So, it has happened again. Leaders of our country have declared “war” within our borders. Like all bits of history that repeat themselves, the events are not perfect mirror images but rather a recurrence of circumstances. In 1861, the war was over one major ideological division within the country. In 2018, the war is over, well, everything. In 1861, the North and South fought. In 2018, the Republicans and the Democrats fight. We now refer to 1861 as the Civil War. In 2018, future history books may refer to our time as the Civility War.
This week, several prominent voices in politics declared that the days of civility are over. At least, until they regain power. Then, supposedly, all the vitriol and rhetoric that has clouded our great nation will suddenly disappear. Pardon me if I am doubtful.
I enter three recent events into evidence for my case that the Civility War has begun. No. 1: On the behavior of the Senate, Hillary Clinton said, in part, “You cannot be civil with a political party that wants to destroy what you stand for. What you care about. That’s why I believe if we are fortunate enough to win back the House and/or Senate, that’s when civility can start again.”
Is Mrs. Clinton suggesting that somehow if two Democratic senators beat two Republicans, suddenly the entirety of both parties will magically become “civil.” Or was it more of a “the gloves are off” sort of statement? I can’t say for certain which is the more correct characterization.
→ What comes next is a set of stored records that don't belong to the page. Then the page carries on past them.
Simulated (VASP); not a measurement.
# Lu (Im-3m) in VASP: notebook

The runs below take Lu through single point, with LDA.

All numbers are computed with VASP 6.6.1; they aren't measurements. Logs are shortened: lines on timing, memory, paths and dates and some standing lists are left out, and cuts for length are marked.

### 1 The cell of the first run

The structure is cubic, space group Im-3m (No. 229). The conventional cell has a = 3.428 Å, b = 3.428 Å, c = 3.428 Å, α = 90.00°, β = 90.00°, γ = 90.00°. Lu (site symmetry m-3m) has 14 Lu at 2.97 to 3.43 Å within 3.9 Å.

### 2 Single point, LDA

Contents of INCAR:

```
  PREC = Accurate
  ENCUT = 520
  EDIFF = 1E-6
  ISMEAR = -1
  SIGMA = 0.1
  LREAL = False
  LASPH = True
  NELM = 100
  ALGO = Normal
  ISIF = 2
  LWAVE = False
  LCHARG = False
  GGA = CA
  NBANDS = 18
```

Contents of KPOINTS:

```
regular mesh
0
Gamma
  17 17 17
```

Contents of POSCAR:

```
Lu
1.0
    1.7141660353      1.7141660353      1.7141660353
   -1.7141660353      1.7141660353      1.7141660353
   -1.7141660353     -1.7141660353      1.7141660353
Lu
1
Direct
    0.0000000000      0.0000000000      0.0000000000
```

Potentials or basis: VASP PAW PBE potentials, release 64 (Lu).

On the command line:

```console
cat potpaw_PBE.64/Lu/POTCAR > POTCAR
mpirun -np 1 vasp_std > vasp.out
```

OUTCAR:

No. 2: Sen. Cory Booker, D-N.J., said to attendees of a national conference on ending homelessness, “Please, get up in the face of some congresspeople.”
Well, at least he said “please.”
No. 3: Former Attorney General Eric Holder re-wrote a decidedly more civil statement coined by former first lady Michelle Obama when he said: “No. No. When they go low, we kick them.”
Now, lest I appear to be unfair in three singular examples from people in the same party, let me share some unpleasant memories of the campaign from our current president while reminding us that few from that other party stepped forward to call out these incredibly uncivil public comments: a) “I’d like to punch him in the face!” b) “I don’t know if I’ll do the fighting myself or if other people will” c) “We’re not allowed to punch back anymore…. You know what they used to do to guys like that when they were in a place like this? They’d be carried out on a stretcher, folks.”
If someone had endless hours, one might be able to find who threw the first rock. But that really doesn’t matter. What matters is which side will stop throwing insults, false allegations and untrue characterizations of “the enemy.” One thing I’m sure of is that this “war” like others has been brewing for a long time, certainly long before 2016. And I predict that, as much as I hate to say it, it won’t end in 2018. Or likely 2020.
The casualties will be much different than in the 1860s when the cost of our incivility was an estimated 750,000 human lives. However, this time, the casualties might be the constitutional tenets that thousands died for in another war, where we were willing to let incivility rise past rhetoric and morph into physical violence.
History repeats. And I, for one, am already finding myself weeping at the casualities.